Parenting is hard. On a normal day. In a normal world. But things are far from normal. But then again normal is relative. Parenting is the hardest job you will ever have and to add to this we’ve entered into a new world. One where you work from home, while schooling your kids, while cooking food, cleaning, and most importantly while holding onto your sanity. Some might say this is a ‘new normal’ but normal is so far from it.
There are days where it feels like the bus came and you missed it. Chilling in your pjs, trying to do something but not too much. Then there are days where you fly like the wind and breeze through the myriad of tasks and juggle the stay home, work home, life at home thing like a boss.
If that wasn’t bad enough we have to deal with job security fears, pay cuts, job losses, sickness and loss while still having to stay calm, happy and healthy for the little people literally watching our every move 24/7. And I don’t mean that in the figurative sense. There is barely a moment where I am without one of my kids. As much as I realise I will never get this time back and I should be happy to get to spend so much more time with them, I would appreciate it if they would at least leave me alone when I used the bathroom or took a shower. But no there’s always one just hanging around, or that has such a pressing question it can’t wait and that’s just Ava and Cara. Grayson can’t see me without crying because he isn’t glued to my hip.
Before lockdown we had just started getting used of our new normal. I had just started work after maternity leave. Ava started at her new school and Grayson was just about settling into his his nursery school and well Cara couldn’t wait to get back to her friends. 2 months in we were back to all being home together but this time it was very different and as time has gone it’s gotten progressively more difficult.

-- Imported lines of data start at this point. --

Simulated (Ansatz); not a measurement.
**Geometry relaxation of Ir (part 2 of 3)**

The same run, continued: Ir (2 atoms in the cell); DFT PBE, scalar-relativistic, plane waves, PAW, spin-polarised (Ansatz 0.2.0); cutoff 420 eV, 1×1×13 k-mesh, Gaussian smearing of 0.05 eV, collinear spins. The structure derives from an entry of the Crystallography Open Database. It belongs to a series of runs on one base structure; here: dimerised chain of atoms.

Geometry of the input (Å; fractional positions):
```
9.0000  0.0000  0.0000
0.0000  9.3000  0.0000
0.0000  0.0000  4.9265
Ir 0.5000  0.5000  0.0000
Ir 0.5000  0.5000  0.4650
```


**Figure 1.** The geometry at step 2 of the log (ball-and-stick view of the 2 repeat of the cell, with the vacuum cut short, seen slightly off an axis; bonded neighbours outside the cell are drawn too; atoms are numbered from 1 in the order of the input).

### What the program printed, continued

Parenting under lockdown is not for the faint hearted but here we are stuck in it. Some of us without any help. without a yard, with more kids than hands, with work and school. And as difficult as it is I’ve learnt a few lessons in the past few weeks.
I’ve learnt that you don’t have to do everything every day but you will have to do it eventually.
You will have to eventually do the washing and the dishes, and all that other stuff but you don’t have to do it all at once you just have to prioritise and do what you can.
It will still be there tomorrow but if you need to rest then rest. If you need to take time out do it.
I’ve learnt that a great way to keep your kids occupied while you work is to find an activity they can do.
I’ve learnt that I enjoy dressing up every once in awhile but I’m totally comfortable in my pjs, with my hair unbrushed and feet bare.
I’ve learnt that nothing is constant, the next few months are going to be uncertain but my family will be the one thing I can count on.
To everyone facing this difficult time, you can do it. There’s no secret formula for parenting under these conditions but reach out and reach up. Find what calms you, find what works for you and keep it at. The new normal won’t last forever.